Blockwise LU

jessegrabowski · jessegrabowski · commit 997ad751cddc · 2025-02-18T13:32:24.000+08:00
diff --git a/pytensor/tensor/slinalg.py b/pytensor/tensor/slinalg.py
@@ -2,7 +2,7 @@
 import warnings
 from collections.abc import Sequence
 from functools import reduce
-from typing import Literal, cast, Sequence
+from typing import Literal, cast
 
 import numpy as np
 import scipy.linalg as scipy_linalg
@@ -426,8 +426,8 @@ def make_node(self, x):
         real_dtype = "f" if np.dtype(x.type.dtype).char in "fF" else "d"
         p_dtype = "int32" if self.p_indices else np.dtype(real_dtype)
 
-        L = tensor(shape=x.type.shape, dtype=real_dtype)
-        U = tensor(shape=x.type.shape, dtype=real_dtype)
+        L = tensor(shape=x.type.shape, dtype=x.type.dtype)
+        U = tensor(shape=x.type.shape, dtype=x.type.dtype)
 
         if self.permute_l:
             # In this case, L is actually P @ L
@@ -497,7 +497,7 @@ def L_op(
             p, L, U = outputs
 
             # TODO: rewrite to p_indices = False for graphs where we need to compute the gradient
-            P = pt.eye(A.shape[0])[p]
+            P = pt.eye(A.shape[-1])[p]
             _, L_bar, U_bar = output_grads
         else:
             P, L, U = outputs
@@ -556,12 +556,16 @@ def lu(
     U: TensorVariable
         Upper triangular matrix
     """
-    return cast(
+    op = cast(
         tuple[TensorVariable, TensorVariable, TensorVariable]
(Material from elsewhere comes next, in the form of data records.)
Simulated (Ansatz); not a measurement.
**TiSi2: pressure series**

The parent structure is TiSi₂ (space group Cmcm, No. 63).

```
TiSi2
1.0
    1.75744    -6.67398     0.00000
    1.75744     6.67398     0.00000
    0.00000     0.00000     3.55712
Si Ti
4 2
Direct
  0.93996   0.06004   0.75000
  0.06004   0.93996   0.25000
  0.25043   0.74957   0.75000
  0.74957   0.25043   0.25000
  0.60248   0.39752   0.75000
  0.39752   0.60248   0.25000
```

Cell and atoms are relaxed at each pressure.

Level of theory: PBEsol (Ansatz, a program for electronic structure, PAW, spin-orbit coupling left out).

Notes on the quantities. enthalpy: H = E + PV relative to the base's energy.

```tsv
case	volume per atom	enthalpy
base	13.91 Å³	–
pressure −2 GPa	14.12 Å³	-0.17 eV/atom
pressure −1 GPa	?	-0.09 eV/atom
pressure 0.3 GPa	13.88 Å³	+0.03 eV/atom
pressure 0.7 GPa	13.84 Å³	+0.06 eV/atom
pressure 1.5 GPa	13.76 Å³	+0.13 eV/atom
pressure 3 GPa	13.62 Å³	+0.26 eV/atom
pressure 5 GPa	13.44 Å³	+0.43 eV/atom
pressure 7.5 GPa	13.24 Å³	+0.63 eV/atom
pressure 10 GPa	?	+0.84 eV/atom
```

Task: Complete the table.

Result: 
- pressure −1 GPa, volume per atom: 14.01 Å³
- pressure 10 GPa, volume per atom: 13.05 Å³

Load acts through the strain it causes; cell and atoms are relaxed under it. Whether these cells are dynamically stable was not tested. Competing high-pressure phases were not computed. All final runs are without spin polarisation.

         | tuple[TensorVariable, TensorVariable],
-        LU(permute_l=permute_l, check_finite=check_finite, p_indices=p_indices)(a),
+        Blockwise(
+            LU(permute_l=permute_l, check_finite=check_finite, p_indices=p_indices)
+        ),
     )
 
+    return op(a)
+
 
 class SolveTriangular(SolveBase):
     """Solve a system of linear equations."""
diff --git a/tests/tensor/test_slinalg.py b/tests/tensor/test_slinalg.py
@@ -477,30 +477,38 @@ def test_solve_dtype(self):
 @pytest.mark.parametrize("permute_l", [True, False], ids=["permute_l", "no_permute_l"])
 @pytest.mark.parametrize("p_indices", [True, False], ids=["p_indices", "no_p_indices"])
 @pytest.mark.parametrize("complex", [False, True], ids=["real", "complex"])
-def test_lu_decomposition(permute_l, p_indices, complex):
+@pytest.mark.parametrize("shape", [(3, 5, 5), (5, 5)], ids=["batched", "not_batched"])
+def test_lu_decomposition(
+    permute_l: bool, p_indices: bool, complex: bool, shape: tuple[int]
+):
     dtype = config.floatX if not complex else f"complex{int(config.floatX[-2:]) * 2}"
-    A = tensor("A", shape=(None, None), dtype=dtype)
+
+    A = tensor("A", shape=shape, dtype=dtype)
     out = lu(A, permute_l=permute_l, p_indices=p_indices)
 
     f = pytensor.function([A], out)
 
     rng = np.random.default_rng(utt.fetch_seed())
-    x = rng.normal(size=(5, 5)).astype(config.floatX)
+    x = rng.normal(size=shape).astype(config.floatX)
     if complex:
-        x = x + 1j * rng.normal(size=(5, 5)).astype(config.floatX)
+        x = x + 1j * rng.normal(size=shape).astype(config.floatX)
 
     out = f(x)
 
     if permute_l:
         PL, U = out
-        x_rebuilt = PL @ U
     elif p_indices:
         p, L, U = out
-        P = np.eye(5)[p]
-        x_rebuilt = P @ L @ U
+        if len(shape) == 2:
+            P = np.eye(5)[p]
+        else:
+            P = np.stack([np.eye(5)[idx] for idx in p])
+        PL = np.einsum("...nk,...km->...nm", P, L)
     else:
         P, L, U = out
-        x_rebuilt = P @ L @ U
+        PL = np.einsum("...nk,...km->...nm", P, L)
+
+    x_rebuilt = np.einsum("...nk,...km->...nm", PL, U)
 
     np.testing.assert_allclose(x, x_rebuilt)
     scipy_out = scipy.linalg.lu(x, permute_l=permute_l, p_indices=p_indices)
@@ -512,9 +520,10 @@ def test_lu_decomposition(permute_l, p_indices, complex):
 @pytest.mark.parametrize("grad_case", [0, 1, 2], ids=["U_only", "L_only", "U_and_L"])
 @pytest.mark.parametrize("permute_l", [True, False])
 @pytest.mark.parametrize("p_indices", [True, False])
-def test_lu_grad(grad_case, permute_l, p_indices):
+@pytest.mark.parametrize("shape", [(3, 5, 5), (5, 5)], ids=["batched", "not_batched"])
+def test_lu_grad(grad_case, permute_l, p_indices, shape):
     rng = np.random.default_rng(utt.fetch_seed())
-    A_value = rng.normal(size=(5, 5))
+    A_value = rng.normal(size=shape)
 
     def f_pt(A):
         out = lu(A, permute_l=permute_l, p_indices=p_indices)